Johnson: Until something goofy shakes out, I would have to say most teams are just going to figure the race being three laps longer. Because your fuel window is going to shift and move. If you're at Darlington and the top three cars stay out everybody else hits pit road for tires you're going to have a totally different winner than who was leading that race at that point in time. I could be totally off base here, but I don't know what rules are in effect if you can come in and take tires within that green white checkered or if it's fuel. I don't know what situations exist in there, but if that is the case you can see the outcome of the race change. It's going to bunch everyone up and you may see a different winner just based on racing, but you may see some strategy on a Darlington style race track if the rules allow it.
Operator: Our next question comes from Jay Hart from Morning Call.
Hart: Which track would it affect the most beyond Darlington with the green/white/checkered?
Johnson: If we were going back to Rockingham now, obviously that doesn't count. Even when you go to Vegas, there are a few larger tracks, Michigan, Fontana, where it does make a big difference to have tires, but I think what is going to set the pace is how many cars pit. If you have 10 cars to pass it's probably not going to work, if the top 5 stay out and 5th on back come in, it's going to be pretty close. You're going to have a race on your hands and I don't think you're in the same situation when you're the leader without tires. I think it's going to really depend on the strategy in the teams and the driver even looking in the mirror and see if the drivers behind him are pitting. The last thing you want to be in the first guy with old tires. You don't want a trail of new tires behind you, so if you peel off and you're watching the mirrors right and you can peel off and get the majority of the field to come in you'll have a shoot out at the end.
Dunlap: Good luck this weekend at New Hampshire. Our next guest is Chad Knaus. Chad is regarded as one of the finest crew chiefs in the business. First let's talk about New Hampshire and let's get an idea from you as the crew chief on why you guys seem to race so well there obviously you swept there last year.
Chad Knaus: Our flat track program has really stressed out in probably mid 2002. It shifted to a really good race track, I think what they've done with the pavement is good, I think it's a good a race track because down force does come into play, even though it is only a mile. The straight-aways are so long and the track is so flat, you can really work the aero benefits of the race track and you also have to work the mechanical grip and the driver plays a huge role in the way that he drives the car there. It's just a good race track for us all in all because you need all the ingredients to win there, you have to have a good pit crew, you have to have good horsepower, and you have to have a good, smooth driver. The pit calls are always important because people take two tires, maybe no tires, fuel strategy, all that stuff comes into play, so it's a lot of fun.

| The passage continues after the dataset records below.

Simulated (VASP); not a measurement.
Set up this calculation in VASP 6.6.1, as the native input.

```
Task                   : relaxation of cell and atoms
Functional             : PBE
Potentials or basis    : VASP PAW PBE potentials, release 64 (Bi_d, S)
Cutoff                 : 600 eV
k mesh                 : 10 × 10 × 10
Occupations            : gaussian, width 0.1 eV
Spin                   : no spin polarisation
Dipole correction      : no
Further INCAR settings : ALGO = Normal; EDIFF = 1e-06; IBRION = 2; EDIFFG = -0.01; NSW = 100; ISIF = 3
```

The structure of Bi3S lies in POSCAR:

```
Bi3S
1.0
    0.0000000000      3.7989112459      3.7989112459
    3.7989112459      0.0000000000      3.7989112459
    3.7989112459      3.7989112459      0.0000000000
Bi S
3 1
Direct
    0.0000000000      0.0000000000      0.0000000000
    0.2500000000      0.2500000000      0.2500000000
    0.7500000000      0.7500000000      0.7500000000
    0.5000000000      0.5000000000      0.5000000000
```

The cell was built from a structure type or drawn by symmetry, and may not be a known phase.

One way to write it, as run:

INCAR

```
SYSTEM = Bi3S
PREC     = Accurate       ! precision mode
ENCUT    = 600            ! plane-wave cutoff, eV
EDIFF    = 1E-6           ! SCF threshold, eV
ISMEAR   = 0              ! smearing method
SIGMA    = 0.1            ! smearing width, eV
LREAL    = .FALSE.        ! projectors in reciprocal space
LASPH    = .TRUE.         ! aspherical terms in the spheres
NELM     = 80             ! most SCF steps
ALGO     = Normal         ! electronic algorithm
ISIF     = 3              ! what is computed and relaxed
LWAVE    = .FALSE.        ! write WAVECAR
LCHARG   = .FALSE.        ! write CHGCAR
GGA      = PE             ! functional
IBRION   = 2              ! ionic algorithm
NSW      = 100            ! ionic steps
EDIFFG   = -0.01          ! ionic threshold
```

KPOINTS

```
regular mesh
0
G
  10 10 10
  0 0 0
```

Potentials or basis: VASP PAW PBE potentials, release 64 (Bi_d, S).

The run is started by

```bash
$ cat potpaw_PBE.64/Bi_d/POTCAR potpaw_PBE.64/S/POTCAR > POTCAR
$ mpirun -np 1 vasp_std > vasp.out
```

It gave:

Dunlap: Let's talk about the green/white rule that has just come into play. Obviously there are some tracks like Talladega that it might scare a lot of people by the idea of having that kind of finish. In general, Jimmie was alluding to the fact that there was going to be a lot of considerations such as fuel mileage being one and that you might as well consider a race to be 3 laps longer than you might otherwise expect or you have to think that way. What are your ideas on the green/white and how do you as a crew chief prepare for such a thing?
Knaus: Honestly, I'm not going to change anything I do. We're going to run the race to the length of whatever it is, 300 miles at Loudon or 200 laps at Daytona or whatever it is. We're going to figure it that way and then if the caution comes out we just have to deal with it because you don't know that it's going to be three laps. The caution might come out at Lap 300 at Loudon and then run 6 laps of caution to get the mess cleaned up before they send you back to green. It doesn't say they're only going to go three laps more, it just says that you're going to have a green/white/checker finish. So who knows, how do you know what's going to happen. So if you start to play ifs and buts , you're just going to catch yourself way out of the game and end up with nothing. I don't really agree with it, it's like going to a football game and telling the losing team that's on the 5 yard line that okay, we're out of time but we're going to give you one more shot to see if you tie it up before overtime. I don't agree with it, I don't think its right. I understand that the fans want to see the green flag finish, but it's not the way it is. If someone is losing a baseball game we don't give them an extra inning or if their big hitter is coming up next if don't say we'll give you one more pitch. It just doesn't work that way, I don't think its right.
Operator: Our first question comes from Mike Harris from Associated Press.
Harris: How does leading the points and being in this good position now, how does it affect you and your guys over the next 8 or 9 races?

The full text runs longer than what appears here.